Data representation 1: Introduction

Overview

This course is about systems software programming, and how and why systems software works.

What is a system?

Computer systems software is the software that acts as a foundation for other computer applications. Systems software includes low-level operating systems code, support libraries for programming language runtimes (like Python), databases, and network servers.

Systems software runs in challenging circumstances. It often has stringent performance requirements: a modern Web server should be able to serve hundreds of thousands of Web pages a second. It often operates in hostile environments: an operating system must resist attack from malicious people or bots. And, unlike pure algorithms, it exists in the practical world, and the needs of the practical world are always changing. It runs on real hardware, which has interesting performance characteristics that change over time and that affect which algorithms work best. And users and developers always have new needs or provide new workloads.

These challenges make systems software an excellent context to learn computer programming. We think systems software programming is a critical skill for computer scientists. If you understand systems programming, you will be able to analyze and solve more software problems—you will have the tools to tame some of the most confusing bugs there are. Few computer scientists are full-time systems programmers, but every important program I’ve ever worked on has portions that demand a systems approach. And systems programming is really fun: it’s fun to figure out how software really works. You get there by building systems yourself.

Your work

(This and the next slides summarize several aspects of the course policies.)

Six problem sets
Two midterms and a final in person
Section
- Starting next week
- Attendance checked, especially for simultaneously-enrolled students

Grading

Rough breakdown: 50% assignments, 35% tests, 15% participation
Course grading: A means mastery
Grading with extra credit
- Each problem set has extra credit opportunities
- Final course grades are assigned by computing two scores, one without extra credit and one with extra credit
- You get the maximum of the two grades
No conversion to pass/fail after 5th Monday

Problem sets and collaboration

Collaboration on problem sets is encouraged
- Discuss general strategies, code structure, specific bugs with your classmates
But you must turn in your own code, and you must understand your code
- You should be able to replicate your solution, from scratch, without collaboration or AI help
Cite all help (except staff)
New this year
- Three distinct commits: Each problem set must show evidence of having been worked on over time, in the form of three different commits in the history that pass different numbers of tests
- We may ask students to answer oral questions about their code

AI

The goal of this course is to teach you a valuable way of thinking
You may code with an AI assistant, but:
- You must turn in your own code, and you must understand your code
- Cite any AI assistants you use
No collaboration with humans or AIs on tests and exams

Our programming language

We use the C++ programming language in this class.

C++ is a boring, old, and unsafe programming language, but boring languages are underrated. C++ offers several important advantages for this class, including ubiquitous availability, the ability to demonstrate impactful errors, and a good standard library of data structures.

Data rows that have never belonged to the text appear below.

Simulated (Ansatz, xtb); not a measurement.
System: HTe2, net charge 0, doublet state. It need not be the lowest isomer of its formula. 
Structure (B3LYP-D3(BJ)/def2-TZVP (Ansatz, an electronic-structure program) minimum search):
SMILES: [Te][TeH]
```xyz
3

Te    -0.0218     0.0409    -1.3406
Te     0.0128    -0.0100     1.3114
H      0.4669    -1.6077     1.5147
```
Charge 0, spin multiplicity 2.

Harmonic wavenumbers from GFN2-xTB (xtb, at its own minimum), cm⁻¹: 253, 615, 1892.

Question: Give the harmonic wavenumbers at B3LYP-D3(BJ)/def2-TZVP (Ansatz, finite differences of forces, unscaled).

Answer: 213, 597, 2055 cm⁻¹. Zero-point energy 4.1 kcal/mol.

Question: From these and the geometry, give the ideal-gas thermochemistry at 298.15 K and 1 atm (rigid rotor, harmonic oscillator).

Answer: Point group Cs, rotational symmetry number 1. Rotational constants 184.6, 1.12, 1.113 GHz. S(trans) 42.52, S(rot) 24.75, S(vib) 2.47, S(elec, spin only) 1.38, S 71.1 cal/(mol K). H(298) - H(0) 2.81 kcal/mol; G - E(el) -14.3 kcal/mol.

Pset 0 links to several C++ tutorials and references, and to a textbook.

Class outline

Data representation
- How do computers represent different kinds of information?
- How does data representation impact performance and correctness?
Assembly & machine programming
- What language is understood by computer processors?
- How is code you write translated to code a processor runs?
Kernel programming
- How do hardware and software defend against bugs and attacks?
- How are operating systems interfaces implemented?
Storage & caching
- What kinds of computer data storage are available, and how do they perform?
- How can we improve the performance of a system that stores data?
Process management
- How can programs running on the same computer cooperate and interact?
- What kinds of operating systems interfaces are useful?
Concurrency
- How can a single program safely use multiple processors?
- How can multiple computers safely interact over a network?

Add

Let’s investigate the representation of integers and code.

datarep-add/add.cc

#include <cstdio>
#include <string>

int add(int a, int b) {
    return a + b;
}


int main(int argc, char* argv[]) {
    // we must have exactly 3 arguments (including the program name)
    assert(argc == 3);

    // convert texts to integers
    int a = std::stoi(argv[1]);
    int b = std::stoi(argv[2]);

    // print their sum
    printf("%d + %d = %d\n", a, b, add(a, b));
}

Questions

What are a and b?
Where are a and b?
What is even happening?

Primitive types, values, and objects

A type defines a set of related values in a programming language.
A primitive type is irreducible, meaning its values aren’t composed of smaller values.
- Different programming languages have different primitive types.
- In C++, the primitive types include integers, like 0 and 1; floating point numbers, like 0.5 and INFINITY; booleans true and false; and pointers.
An object is a value stored in memory.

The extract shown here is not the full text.